I am busy with an exercise to plot nodes on a pane. My first goal is to work with 1million nodes and then ramp it up to 15million.
I have a custom Object Graph and I can add edges and nodes to this object. Each node object has an ellipse that I can call and plot and same with the edge objects.
At the moment I have a function that generates a random position for the nodes.
I am using a scroll pane at the moment to enable panning around the pane and to view all the nodes.
What I thought was a good idea was to use a hashmap
Map<String, ArrayList<Node>> mapX = new HashMap<String, ArrayList<Node>>();
Map<String, ArrayList<Node>> mapY = new HashMap<String, ArrayList<Node>>();
I use the following code to add nodes to the hashmap:
int tempXFloor = (int)Math.floor(tempX);
ArrayList<Node> tempList = mapX.get(tempXFloor+"");
if(tempList == null){
tempList = new ArrayList<>();
}
tempList.add(node);
mapX.put(tempXFloor+"",tempList);
Then while I am panning I get the current position, floor it and check if an entry exist in the map. if an entry exist, I add all the nodes in the ArrayList to nodesOnScreen.

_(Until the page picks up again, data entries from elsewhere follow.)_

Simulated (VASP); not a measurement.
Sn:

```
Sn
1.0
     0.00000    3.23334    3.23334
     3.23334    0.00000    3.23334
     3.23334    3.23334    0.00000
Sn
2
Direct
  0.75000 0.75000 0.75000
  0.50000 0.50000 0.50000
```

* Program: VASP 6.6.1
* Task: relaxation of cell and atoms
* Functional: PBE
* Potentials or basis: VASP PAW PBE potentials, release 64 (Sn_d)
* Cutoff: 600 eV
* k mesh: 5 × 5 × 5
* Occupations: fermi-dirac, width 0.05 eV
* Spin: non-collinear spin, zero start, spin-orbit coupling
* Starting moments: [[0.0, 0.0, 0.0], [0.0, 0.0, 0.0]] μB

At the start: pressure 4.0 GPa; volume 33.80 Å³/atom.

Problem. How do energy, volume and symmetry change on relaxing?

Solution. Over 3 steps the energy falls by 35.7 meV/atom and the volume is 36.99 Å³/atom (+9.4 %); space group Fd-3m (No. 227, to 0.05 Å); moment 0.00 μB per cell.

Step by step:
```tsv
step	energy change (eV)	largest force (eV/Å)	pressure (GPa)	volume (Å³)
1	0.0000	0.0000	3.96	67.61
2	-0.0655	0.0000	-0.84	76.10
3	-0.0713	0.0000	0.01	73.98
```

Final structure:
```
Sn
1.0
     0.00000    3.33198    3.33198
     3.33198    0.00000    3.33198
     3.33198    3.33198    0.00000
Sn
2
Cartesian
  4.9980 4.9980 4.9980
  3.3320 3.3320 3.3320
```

nodesOnScreen is an ArrayList type, and I will add the nodes to that list while I am panning and likewise the nodes that are off the screen are removed from the nodesOnScreen variable.
I only plot the nodes that is in the ArrayList nodesOnScreen.
I would appreciate some guidance in this matter, and how to handle such big data structures. Am I going in the right direction or am I missing an obvious “trick” to do it.
There are several points to think about:
How complex are your nodes? If they are just dots you may consider drawing them on an WritableImage and save a lot of memory. For more complex cases you may want to use Canvas. Either way you will save on event handlers, properties and other small things which counts in larger amounts.
Another important matter is relevance of the data view. If you presents a map or something similar then user only care about visible part. The rest can be stored in disk cache and by Pareto principle only 20% of that data will be of much use. So you can plan accordingly and have real graphical nodes only for visible part (and maybe preload some adjusted parts for user experience sake).
“Divide and conquer” conception. Even if you don’t want to restrict user view according to plan (2) you can’t be in constant need of 15 millions nodes. Not in UI library, there is no big enough monitors I’m afraid. So, split your data into segments and load one segment in a time. If you need to perform any kind of calculations on the whole set — do not work with nodes, use simplest implementation and perform calculations in some background process.
Existing solutions are always a matter of investigations before doing big stuff. For example, there are a lot of caching libraries like PojoCache which seamlessly allow you to work with relevant data only once you splitted your billions of nodes into groups.